Saturday, February 05, 2011

Local activists protest Chase Bank branch in Louisville - Tom Owen tries to avoid crowd

Chase Bank, Baxter & Highland
Yesterday afternoon a group of local union activists gathered on a Louisville sidewalk to protest the greed-driven actions of JPMorgan Chase. The protest, held in front of a Chase Bank location at Baxter and Highland, drew support from passers-by as well as Chase customers.

The protests were part of a nationwide action against the bank yesterday.

According to the Wall Street Journal, Chase is #1 in foreclosures, many processed improperly (some during the federal loan modification process), causing great harm to American homeowners, property values and the nation's economy.
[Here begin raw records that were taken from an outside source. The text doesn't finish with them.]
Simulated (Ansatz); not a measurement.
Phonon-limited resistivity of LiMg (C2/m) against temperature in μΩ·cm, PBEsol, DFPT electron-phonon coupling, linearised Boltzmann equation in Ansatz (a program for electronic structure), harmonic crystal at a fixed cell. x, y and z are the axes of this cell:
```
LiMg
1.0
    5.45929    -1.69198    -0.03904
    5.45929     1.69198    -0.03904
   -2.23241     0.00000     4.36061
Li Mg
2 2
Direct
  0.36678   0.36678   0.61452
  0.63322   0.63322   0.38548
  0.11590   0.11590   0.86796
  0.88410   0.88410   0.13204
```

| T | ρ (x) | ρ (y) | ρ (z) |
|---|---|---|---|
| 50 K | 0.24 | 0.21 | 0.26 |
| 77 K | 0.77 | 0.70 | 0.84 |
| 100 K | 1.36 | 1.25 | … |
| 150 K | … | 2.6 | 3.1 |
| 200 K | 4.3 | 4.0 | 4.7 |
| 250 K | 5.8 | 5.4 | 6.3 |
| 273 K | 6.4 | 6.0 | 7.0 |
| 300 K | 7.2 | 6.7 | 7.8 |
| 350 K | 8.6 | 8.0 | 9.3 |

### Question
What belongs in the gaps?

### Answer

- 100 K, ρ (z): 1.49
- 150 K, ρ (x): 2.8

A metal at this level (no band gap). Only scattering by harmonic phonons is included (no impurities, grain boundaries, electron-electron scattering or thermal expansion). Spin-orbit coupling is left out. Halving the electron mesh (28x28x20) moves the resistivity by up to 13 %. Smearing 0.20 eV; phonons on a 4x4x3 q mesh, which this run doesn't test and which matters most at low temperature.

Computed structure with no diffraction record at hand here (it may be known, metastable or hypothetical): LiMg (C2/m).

Chase has $18.9 billion worth of home loans in foreclosure on its books as of September 30, 2010. 7.48% of all JPMorgan Chase-owned residential mortgages are in foreclosure, the largest foreclosure rate among the big banks.

JPMorgan Chase reported 2010 net income of $17.4 billion, an increase of 48% compared with $11.7 billion for the prior year. Earnings per share were $3.96, compared with $2.26 for 2009. For 2009, JPMorgan Chase Chairman and CEO James Dimon received a $1 million salary and equity awards valued at $14 million.

The protesters, demanding that Chase declare a moratorium on home foreclosures, were approached by people on the street that had problems themselves or knew someone who was having problems dealing with Chase on their mortgage.

"My poor mother is going through this exact thing with these bastards!", said one woman who stopped to see what the fuss was about. "Oh my God, they are such liars. They keep saying they lost my mom's modification paperwork like 10 times, and now they're in the process of taking her house away before she can get the modification approved."

Sound familiar?

Tom Owen (D-8): "What, me worry?"
The strangest moment of the hour-long rally came when Metro Councilman Tom Owen (D-8), while walking a bike, attempted to pass through the middle of the protest without taking literature or even acknowledging the presence of the crowd. Protester Kirk Gillenwaters, a local UAW retiree, said of Owen, "Tom Owen has a reputation of being a good listener, but we sure didn't see that here today. I practically had to jam this flyer under his arm. In a district that has had as many foreclosures as Councilman Owen's, I sure would have thought he'd have taken this issue more seriously today considering some of the people affected by this bank's actions are his constituents."

Councilman Owen, with flyer in hand, hastily made his way across the street after trying his best to ignore the issue.

The attempt to send a message to Chase continues on March 18, culminating in a rally at the bank's headquarters in New York.


  1. Maybe Owen had an appointment to get to. It's probably a hasty judgment to say he's ignoring the issue.

  2. I don't know. I was standing right there. He could have easily said "I sympathize with your cause, but I have an appointment to make. Sorry."

    He didn't.

    I wanted to give him the benefit of the doubt, but that picture I took of him says many words. He displayed no interest whatsoever. I found him to be a little stand-offish, actually.

    I, having been a victim of this institution, found his attitude to be appalling and was surprised by the way he conducted himself. The protesters certainly gave him a warm welcome when they saw him, almost as if it was understood he was "on their side". They were all disappointed in him.